A seemingly-tangential thought on black boxes and all the frames in which they show up comes from Andrew Feenberg's collection of essays Between Reason and Experience. He uses the example of steamboat boilers in the early 1800s. At first, there was no regulation, no legally enforceable standards for boilermakers. Society seemed fine with the risks of exploding steamboats for years... until, finally, when laws were eventually passed to enforce safety measures, the standards those laws enforced became part of what made the technology of the steamboat boiler what it from then on was. No other kind of boiler could be considered a "proper boiler" (22). No other way of making this thing was acceptable, so the standard solidified into a default technical code. The code itself was never questioned, rarely examined at all. The process whereby it was decided upon faded away and allowed the code to function as a closed book, efficient and nigh-invisible. According to Feenberg, standardization is a black-boxing process. Once a standard forms, it tends to become an unquestioned, unexamined packet of the Way Things Are.

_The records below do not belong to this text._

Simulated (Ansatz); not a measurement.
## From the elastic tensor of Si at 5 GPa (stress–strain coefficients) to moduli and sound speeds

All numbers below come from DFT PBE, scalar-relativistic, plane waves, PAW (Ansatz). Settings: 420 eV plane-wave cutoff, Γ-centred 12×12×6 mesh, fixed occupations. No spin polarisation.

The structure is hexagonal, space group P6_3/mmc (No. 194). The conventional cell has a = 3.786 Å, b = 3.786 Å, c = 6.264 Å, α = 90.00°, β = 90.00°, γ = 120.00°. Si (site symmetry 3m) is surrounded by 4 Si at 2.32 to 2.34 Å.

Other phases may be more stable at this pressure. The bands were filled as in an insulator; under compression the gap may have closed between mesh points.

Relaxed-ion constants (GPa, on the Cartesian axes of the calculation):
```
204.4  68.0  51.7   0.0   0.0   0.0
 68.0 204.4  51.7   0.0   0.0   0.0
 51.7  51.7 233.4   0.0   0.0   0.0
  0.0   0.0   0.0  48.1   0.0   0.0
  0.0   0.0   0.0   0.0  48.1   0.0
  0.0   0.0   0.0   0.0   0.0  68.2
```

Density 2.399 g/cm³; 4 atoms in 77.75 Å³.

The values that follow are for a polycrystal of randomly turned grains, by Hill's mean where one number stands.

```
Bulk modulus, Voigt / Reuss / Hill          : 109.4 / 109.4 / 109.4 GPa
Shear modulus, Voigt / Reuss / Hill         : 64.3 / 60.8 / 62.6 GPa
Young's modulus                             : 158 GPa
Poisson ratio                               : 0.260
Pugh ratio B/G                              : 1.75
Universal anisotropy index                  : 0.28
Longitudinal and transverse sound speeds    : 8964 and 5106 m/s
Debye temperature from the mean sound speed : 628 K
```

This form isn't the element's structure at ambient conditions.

From here, it gets a little bit easier to see whole networks of infrastructure, whole paradigms and vast ideologies as black boxes. They are at work in the way things happen in our lives, but we don't often notice them, much less look inside them. Almost nobody questions whatever gets put in the boxes, especially if some official, complicated, voted-on ruling put it there. it’s settled. That system becomes dominant and invisible.

That doesn't mean we absolutely can't see them though. Electricians un-black-box light switch wiring and fuses all the time. That's their job. Academics un-black-box (or attempt to) ideologies all the time, too. That's their job.

Interestingly, the black box has an opposite: the clear or glass or white box. These are systems or objects that open themselves up to every scrutiny, eager to show off their inner workings. The clamor for transparency is a hunger for more (and hopefully friendly) white boxes and fewer (monolithic and scary?) black boxes.

But I wonder if no matter how transparent or open we try to make the boxes we work with (and/or within), maybe we’ll always find more black boxes inside. I'm indebted to classmate John for the wonderfully allusive phrase "Black boxes all the way down" to describe this. He responded (via good old facebook) to my post over here with the thought that "transparency largely depends on perspective. For example, opening the (sometimes literal) black box of a printer, with the goal/perspective of fixing a paper jam, repairing a component, salvaging electronics, getting at scrap metal, etc., means different versions of transparency." I love the word matryoshka for describing these arrangements, even if I do occasionally misspell it. The matryoshka-ness of black boxes specifically is very possibly one of the most mind-bendingly fascinating things I've thought about for a long time.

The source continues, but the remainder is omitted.